Cross-posted at Blue Virginia
This past week, the Los Angeles Times took a little-noticed step that could have a profound impact on your children’s and grandchildren’s future: it decided to ban climate change deniers from its pages. If this step catches on and spreads to other media outlets, it could finally lead us away from the distraction of the phony, manufactured “debate” over the existence and causes of the global climate disruption and actually get down to the real work of confronting this challenge.
Editor Paul Thorton was admirably simple and direct on this point:
[W]hen deciding which letters should run among hundreds on such weighty matters as climate change, I must rely on the experts -- in other words, those scientists with advanced degrees who undertake tedious research and rigorous peer review.
And those scientists have provided ample evidence that human activity is indeed linked to climate change. Just last month, the Intergovernmental Panel on Climate Change -- a body made up of the world's top climate scientists -- said it was 95% certain that we fossil-fuel-burning humans are driving global warming. The debate right now isn't whether this evidence exists (clearly, it does) but what this evidence means for us.
Simply put, I do my best to keep errors of fact off the letters page; when one does run, a correction is published. Saying "there's no sign humans have caused climate change" is not stating an opinion, it's asserting a factual inaccuracy. [Emphasis added]
Newspapers not printing “factual inaccuracies” – what a concept!
Now, let me be clear: I am sympathetic to the conflict that media outlets face, between publishing or airing the unvarnished truth on the one hand, and showing “balance” on the other. There are often reasons to err on the side of assuming that we don’t know enough about the facts that we should allow ample room for debate on them. On economics, for example, not so much is settled (perhaps why so few economists predicted the Great Recession). So open debate on such topics makes sense – though it still should be a conversation based on facts, not just blind devotion to ideology.
But legitimate science operates on very different methods and assumptions. Scientists do not simply sit in coffee houses and debate each other like French philosophers – they get out into the field, gather data and prove or disprove their premises. Just having an “opinion” by itself isn’t worth a whole lot in science.
If you doubt that science works that way, just look around you at all the technologies you are using. It is not debatable that electricity flows into your computer and it is engineered to enable certain outcomes. It is not debatable that the internal combustion engine or battery of your car operates according to the laws of physics. It is not debatable that gravity keeps you planted on the earth. Having a different opinion on the matter will not erase any of these clearly observable facts. The science behind these technologies has been proven.

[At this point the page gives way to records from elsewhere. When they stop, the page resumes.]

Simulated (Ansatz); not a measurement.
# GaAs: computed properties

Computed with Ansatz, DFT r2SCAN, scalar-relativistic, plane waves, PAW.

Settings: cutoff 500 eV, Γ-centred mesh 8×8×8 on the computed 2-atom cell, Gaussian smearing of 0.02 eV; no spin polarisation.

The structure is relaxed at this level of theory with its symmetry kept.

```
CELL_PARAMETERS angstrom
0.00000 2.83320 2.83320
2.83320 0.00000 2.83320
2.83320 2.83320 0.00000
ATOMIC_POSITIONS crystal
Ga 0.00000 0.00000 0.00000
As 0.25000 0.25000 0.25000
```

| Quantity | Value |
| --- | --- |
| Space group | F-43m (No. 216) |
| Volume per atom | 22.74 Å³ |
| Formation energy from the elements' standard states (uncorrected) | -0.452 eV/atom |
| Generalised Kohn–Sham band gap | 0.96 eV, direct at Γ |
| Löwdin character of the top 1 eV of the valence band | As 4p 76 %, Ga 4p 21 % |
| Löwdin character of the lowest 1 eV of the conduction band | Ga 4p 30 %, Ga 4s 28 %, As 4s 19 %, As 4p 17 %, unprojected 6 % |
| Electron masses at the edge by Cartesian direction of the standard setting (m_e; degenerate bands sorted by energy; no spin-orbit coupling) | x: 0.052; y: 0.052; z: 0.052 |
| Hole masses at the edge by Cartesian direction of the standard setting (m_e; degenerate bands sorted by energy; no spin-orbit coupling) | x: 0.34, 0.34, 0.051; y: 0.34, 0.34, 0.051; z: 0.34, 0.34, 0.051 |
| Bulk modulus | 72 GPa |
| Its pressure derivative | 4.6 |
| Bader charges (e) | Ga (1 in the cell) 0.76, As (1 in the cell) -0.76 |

Of course, the scientific theories that our tinfoil-hatted friends most like to deny – climate change and evolution – are not as visible and hence easier for those who don’t do much reading to say don’t exist. But just like the theories that led to the development of computers, HVAC systems, cars, airplanes, biotechnology, etc., these theories have been proven to a very high confidence level through application of the scientific method.
The evidence that climate change is happening and is due to human activities is vast, from ice cores to tree rings to atmospheric composition to air, ground and water temperatures over hundreds of years to impacts from coral reefs to melting glaciers and Arctic permafrost to changing dates for flower blooms to first frosts to changing weather patterns worldwide. It’s a large enough body of work to have convinced 97% of scientists in this field to conclude that it’s real – not as a matter of random opinion, but as a judgment on a large and growing body of demonstrated facts.
So just endlessly rehashing a debate created and paid for by the Koch brothers, Exxon-Mobil and other fossil fuel industry interests for their own financial interests – following the example of the tobacco industry, and using many of the same masters of deception, like the Heartland Institute – is not the proper role for the media. Such a debate, rather than shedding more light on the issue, leads to more confusion and obfuscation about the proven facts.
As Paul Thornton said so well, it is not the media’s job to print “errors of fact” – on the contrary, it is the role of editors to keep such errors out of their paper, broadcast or postings. It is time for all other leading media outlets – like the Washington Post and New York Times – to take a hard look at what the L.A. Times is doing here and ask why they are not doing the same.
Many of our current political problems trace back to the media’s willingness to give empty hype the same billing as proven facts. It’s why our problems never seem to move toward resolution, but just get caught up in endless, pointless, frustrating debates without a referee calling “BS” on anyone. All opinions are treated equally, even when they are demonstrably based on lies.
If the media wants to go back to its role of promoting truth over falsehood, they should begin with the small step the L.A. Times has taken, of telling climate change deniers to go spread their propaganda someplace else. We can’t afford endless debates over facts about which the scientific community has expressed 95% certainty. It’s time to move on to the business of dealing with global climate disruption, because the scientific debate on the big questions has been over for quite some time now.